I have been trying this but for some reason ctrl+break works, and ctrl+c does not. So using os.kill(signal.CTRL_C_EVENT, 0) fails, but doing os.kill(signal.CTRL_C_EVENT, 1) works. I am told this has something to do with the create process owner being the only one that can pass a ctrl c? Does that make sense?

To clarify, while running fio manually in a command window it appears to be running as expected. Using the CTRL + BREAK breaks without storing the log as expected and CTRL + C finishes writing to the file also as expected. The problem appears to be in the signal for the CTRL_C_EVENT.
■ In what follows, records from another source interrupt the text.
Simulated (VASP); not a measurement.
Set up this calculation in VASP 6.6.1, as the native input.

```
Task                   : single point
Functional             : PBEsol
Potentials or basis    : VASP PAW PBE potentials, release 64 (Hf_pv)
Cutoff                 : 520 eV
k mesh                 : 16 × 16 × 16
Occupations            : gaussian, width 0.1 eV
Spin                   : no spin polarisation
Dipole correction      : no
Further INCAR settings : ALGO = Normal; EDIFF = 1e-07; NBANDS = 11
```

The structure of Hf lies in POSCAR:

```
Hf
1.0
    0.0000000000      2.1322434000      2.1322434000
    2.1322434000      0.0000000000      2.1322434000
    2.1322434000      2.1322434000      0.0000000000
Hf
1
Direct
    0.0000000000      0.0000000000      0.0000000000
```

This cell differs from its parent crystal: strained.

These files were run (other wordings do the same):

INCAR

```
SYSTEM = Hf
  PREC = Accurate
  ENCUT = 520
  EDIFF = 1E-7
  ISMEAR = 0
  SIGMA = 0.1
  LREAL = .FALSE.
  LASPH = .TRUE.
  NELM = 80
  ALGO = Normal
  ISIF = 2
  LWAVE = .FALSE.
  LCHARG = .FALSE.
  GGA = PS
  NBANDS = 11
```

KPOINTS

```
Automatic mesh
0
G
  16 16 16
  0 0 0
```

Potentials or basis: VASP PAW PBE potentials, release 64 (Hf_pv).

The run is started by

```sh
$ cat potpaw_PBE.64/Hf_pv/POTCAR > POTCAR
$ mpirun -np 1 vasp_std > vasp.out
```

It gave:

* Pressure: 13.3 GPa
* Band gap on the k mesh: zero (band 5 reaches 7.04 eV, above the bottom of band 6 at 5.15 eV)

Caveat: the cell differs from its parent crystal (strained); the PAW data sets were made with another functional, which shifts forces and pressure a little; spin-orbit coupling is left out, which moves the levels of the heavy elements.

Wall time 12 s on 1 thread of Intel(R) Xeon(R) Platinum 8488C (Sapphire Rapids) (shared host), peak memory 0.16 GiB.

It almost appears to be a bug in Python but may rather be a bug in Windows. Also one other thing, I had a cygwin version running and sending the ctrl+c in python there worked as well, but then again we aren't really running native windows there.

example:

import subprocess, time, signal, sys, os
command = '"C:\\Program Files\\fio\\fio.exe" --rw=randrw --bs=1M --numjobs=8 --iodepth=64 --direct=1 ' \
    '--sync=0 --ioengine=windowsaio --name=test --loops=10000 ' \
    '--size=99901800 --rwmixwrite=100 --do_verify=0 --filename=I\\:\\test ' \
    '--thread --output=C:\\output.txt'
def signal_handler(signal, frame):
  time.sleep(1)
  print 'Ctrl+C received in wrapper.py'

signal.signal(signal.SIGINT, signal_handler)
print 'command Starting'
subprocess.Popen(command)
print 'command started'
time.sleep(15) 
print 'Timeout Completed'
os.kill(signal.CTRL_C_EVENT, 0)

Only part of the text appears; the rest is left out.